Former Japanese Internet entrepreneur Takafumi Horie and his defense team are confident he will be cleared of securities laws violation charges, one lawyer said yesterday, a day before the trial is due to begin at a Tokyo court.
Horie, 33, founder and former president of Internet startup Livedoor Co, is suspected, together with his former executives, of falsifying earnings data to inflate stock prices and other securities laws violations.
But the prosecutors' case against Japan's former dotcom hero is farfetched and won't stand in court, Yasuyuki Takai, one of Horie's lawyers, said in an interview aired yesterday on TV Asahi.
"The charges are very far-fetched," Takai said.
"Horie is prepared to argue his innocence" when his trial opens today at Tokyo District Court, he said. "I believe we will win," he said.
Prosecutors say Horie and other Livedoor executives, arrested earlier this year, used dubious methods to buy up other companies, set up dummy companies to hide losses and jack up the capital value of their group companies in 2004.
Livedoor is suspected of pretending to have an affiliate acquire a company that was already under its control and selling stock in that company to doctor its books, prosecutors say.
Horie has repeatedly denied the allegations, while four other Livedoor executives who are being tried separately have reportedly admitted to some charges.
Analysts have said that key to the trial is how much Horie knew about such antics and whether he was aware of wrongdoing or if he had conspired with the other executives to fabricate results, as prosecutors contend.
But Takai said Horie was prepared to argue none of Livedoor's executives were guilty.
"Horie is not saying he alone did not do these things. He's saying [Livedoor executives] did not," he said.
Takai also said Horie was looking forward to his day in court.
"For Horie, the trial is a great opportunity. He's been locked up until now ... but in court, he can make his case fair and square," Takai said.
Before his arrest in January, Horie, a chubby T-shirt-and-slacks-wearing self-made millionaire whose bold takeover attempts earned him both adulation and contempt, was a media darling touted as a beacon for a bolder generation of entrepreneurs.
His popular Internet company, founded in 1997, gobbled up firms by the dozens, and forced Japan's largest media company into a reluctant alliance after launching an unprecedented hostile takeover bid.

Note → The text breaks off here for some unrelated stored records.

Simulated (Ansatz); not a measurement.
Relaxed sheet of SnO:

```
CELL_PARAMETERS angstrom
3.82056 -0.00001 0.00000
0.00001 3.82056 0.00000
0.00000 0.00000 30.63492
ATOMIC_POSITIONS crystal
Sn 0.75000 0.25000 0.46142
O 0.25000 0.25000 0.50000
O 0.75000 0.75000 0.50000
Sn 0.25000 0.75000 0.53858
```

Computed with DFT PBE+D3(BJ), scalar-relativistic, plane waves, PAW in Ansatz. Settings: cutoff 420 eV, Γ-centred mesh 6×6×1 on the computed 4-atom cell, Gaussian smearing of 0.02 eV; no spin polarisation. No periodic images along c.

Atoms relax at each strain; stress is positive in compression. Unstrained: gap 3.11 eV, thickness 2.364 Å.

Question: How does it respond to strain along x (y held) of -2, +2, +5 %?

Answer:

Horie also ran, albeit unsuccessfully, for parliament last year with the blessings of Prime Minister Junichiro Koizumi.
But a raid on Livedoor's Tokyo offices by prosecutors in January -- televised live on nationwide TV -- shocked the nation and triggered a sell-off of Livedoor stocks that led to a plunge in Tsokyo shares dubbed "Livedoor shock."
If convicted, Horie faces a maximum penalty of five years in prison or ?5 million (US$42,000) in fines, or both.